GitHub Crafts 10+ Custom Kubernetes Controllers to Refine Provisioning

by Carlo Gutierrez and Sophie TurolJanuary 17, 2019

100% of GitHub.com now runs on Kubernetes, enabling site reliability engineers to provision resources for new services in a matter of seconds.

Table of Contents

Controllers extend toolchain functionality

In DevOps, toolchains are used to help to orchestrate the delivery, development, and management of applications throughout the development life cycle. Tools like Ansible and Terraform can be grouped together to create a toolchain. Toolchains can then consecutively run the linked software in such a way that the output of each becomes the input for the next one.

While toolchains are useful, sometimes they are unable to fit developer’s exact requirements. A toolchain may also get to a point where several solutions get added over time requiring developers to be familiar with every single piece of software that’s in use.

These were some of the problems GitHub stumbled upon during their adoption of Kubernetes three years ago. At a meetup in Dallas, Ross Edman of GitHub alluded to such toolchain limitations and exemplified how controllers in Kubernetes can save the day through their functionality.

Ross Edman

“Toolchains only go so far. At some point, no matter how many toolchains you string together, you’re not going to get exactly what you want for your business. If you’ve been in operations a long time, you’ve experienced toolchain explosion where you have to know Chef, Puppet, Ansible, Terraform, and it just goes on forever. At some point, you can’t get all that stuff to build exactly what you want.” —Ross Edman, GitHub

Controllers are basically endless loops that regulate the state of any system. Given a desired state, a controller will facilitate the necessary processes to get the system to the desired state.

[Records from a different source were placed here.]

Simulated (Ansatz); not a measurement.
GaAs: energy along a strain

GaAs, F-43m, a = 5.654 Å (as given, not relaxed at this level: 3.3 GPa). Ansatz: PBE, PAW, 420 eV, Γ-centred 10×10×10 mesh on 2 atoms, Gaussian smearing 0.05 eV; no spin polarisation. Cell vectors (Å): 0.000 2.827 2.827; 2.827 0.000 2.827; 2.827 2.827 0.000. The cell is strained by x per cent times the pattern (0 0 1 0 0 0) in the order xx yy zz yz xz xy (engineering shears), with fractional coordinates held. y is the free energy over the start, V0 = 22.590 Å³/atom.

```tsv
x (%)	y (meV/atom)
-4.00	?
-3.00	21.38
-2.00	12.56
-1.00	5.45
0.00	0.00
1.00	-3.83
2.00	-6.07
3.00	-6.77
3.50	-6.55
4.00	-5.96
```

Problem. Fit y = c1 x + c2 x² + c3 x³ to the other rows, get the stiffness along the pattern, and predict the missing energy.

As an example, a heating, ventilating, and air conditioning (HVAC) system in a home can be thought of as an endless loop. In this scenario, a user can define a desired state by setting the temperature. As a controller, a thermostat then communicates with a heater, a ventilator, and an air conditioner until the set temperature is met.

The thermometer is the controller in an HVAC system

Similarly, in Kubernetes, controllers are control loops that monitor the shared state of a cluster through an API server and make adjustments to move the current state towards the desired one. Some of the existing controllers in Kubernetes include:

A node controller is responsible for noticing and responding when nodes go offline.
A deployment controller maintains ReplicaSets.
A replication controller manages the correct number of pods for every replication controller object in the system.
An endpoints controller administers the network topology between services and pods.
A volume controller takes care of creating, attaching, and mounting volumes, as well as interacting with the cloud provider to orchestrate volumes.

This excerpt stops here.